28.2.07

Sky of blue, sea of green


"I could've sworn I saw a yellow submarine. But that's not logic now. Is it? It must've been one of them "Unidentified Flying Cupcakes." Or a figment of me imagination. But I don't have an imagination." Ringo, Yellow Submarine, 1968

In the archaeology of counter-culture, this film remains one of the most elegant fusions of the popular and the experimental.

Preview, synopsis, persuasion(?)

A read of the title sequence of one of my current film infatuations.

The dynamic of this animated film depends on the marriage of the visual and the auditory. Think adult swim inside of itunes visualizer based on Aldous Huxley's 1954 essay "Doors of Perception."

On the scene catalog screen, we are introduced to the feel of the film. A yellow submarine seemingly hovers over a background of radiating and bright color-morphing sunbursts. Spatial, ambient sounds intermittently create a still and slightly eerie tone.

After selecting "play" on the DVD, a large, blue cartoon hand sweeps across the bottom portion of the screen from the left and a colorfully attired cartoon man pops into the screen from the bottom right. The tone immediately changes from one of waiting and uncertainty to confusion and chaos.

The film begins with a black screen which reads "Once Upon a Time." A narrator then says, "Or maybe twice, there was an unearthly paradise called Pepperland," and the black screen gradually dissolves into a petri dish of swimming pastels. The language mirrors the content. The visuals and music are certainly "unearthly."

As the pastels become lighter, they transform into a cloud-covering that soon reveals a colorful landscape. Six cartoon men in tuxedos stand in two groups facing opposite directions. Chimes sound in the background. Then bands of color pour out of their top hats and form a rainbow.
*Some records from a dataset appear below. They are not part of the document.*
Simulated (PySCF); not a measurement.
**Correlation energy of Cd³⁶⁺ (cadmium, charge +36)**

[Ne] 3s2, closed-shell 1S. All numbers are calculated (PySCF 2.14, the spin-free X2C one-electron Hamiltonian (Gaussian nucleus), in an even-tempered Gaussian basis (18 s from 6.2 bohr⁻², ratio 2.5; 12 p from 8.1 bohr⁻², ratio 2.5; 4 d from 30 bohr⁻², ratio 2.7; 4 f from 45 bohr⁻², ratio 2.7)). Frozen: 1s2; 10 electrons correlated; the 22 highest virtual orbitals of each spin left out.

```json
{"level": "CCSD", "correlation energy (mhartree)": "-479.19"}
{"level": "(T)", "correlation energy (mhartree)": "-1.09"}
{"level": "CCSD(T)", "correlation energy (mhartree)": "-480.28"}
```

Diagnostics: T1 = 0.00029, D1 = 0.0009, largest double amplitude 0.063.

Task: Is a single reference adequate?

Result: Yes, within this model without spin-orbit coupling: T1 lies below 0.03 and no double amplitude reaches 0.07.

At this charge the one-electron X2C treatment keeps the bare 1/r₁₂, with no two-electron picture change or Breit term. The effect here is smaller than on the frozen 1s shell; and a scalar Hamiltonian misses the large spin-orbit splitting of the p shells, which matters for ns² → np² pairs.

The camera zooms in, through the top hat rainbow, and "Love" appears on the field behind the men. The word is striped in flashing/alternating bands of bright colors. Symphonic music plays.

The scene cuts to green tree tops. Birds striped in small bands of rainbow color perch among the foliage.

The scene cuts again to butterflies dancing among tropical-dream vegetation. A manifesto for the creative spirit.

The narrator says, "Beneath the sea it lay." The camera pans across the sky from a moving kite, to a young boy, to the people of pepperland. A pink and red reptile with yellow teeth chomps his ways across the screen from the left. On his back sits a clown-attired four-legged creature, the green trees with the striped birds and a white logo for "Peppers Lonely Hearts Club Band."

The camera pans left to four string musicians playing. The camera pans again to two a piano with two men. Piano music plays in the background. A main picks flowers. A lady plays a harp. Two children dance for a woman in a rocking chair.

The scene cuts to a concert of brass musicians. A crowd sits in folding chairs below the stage.

The scene cuts again and we are introduced to the antagonists of the film, the blue meanies. The meanies resemble blue cotton balls with large claws, blue boots, and black elongated Mickey Mouse ears.

The first character dialogue begins when the chief blue meanie argues with a meanie-pawn. The chief blue meanie says, "we only take no for an answer." This scene's dialogue and the expressive, toothy-faced, swirly-eyed meanies sets up a key feature of the film. How do we interpret the meanies? What do we do with the potential Disney/commercialization/government reference? Do we take the dialoge as serious?

It's completely possible to listen to the words and watch this film without paying careful or questioning attention to the meaning or the plurality of possible interpretations the visual and auditory content potentially holds; however, by this point in the title sequence, the audience is asked to make a choice. Will the film be real or Other this time? The animated nature of the film, similar to metaphor in literature, allows for the author to safely present a message that might not be, if it were more exoteric, within discourse conventions.

Again, adult swim inside itunes visualizer based on Huxley's Doors of Perception. Though different modes, they all contain the possibility for seemingly infinite interpretations, but we are asked to choose whether or not we'll allow our imaginations to look out the periscope of our yellow submarine.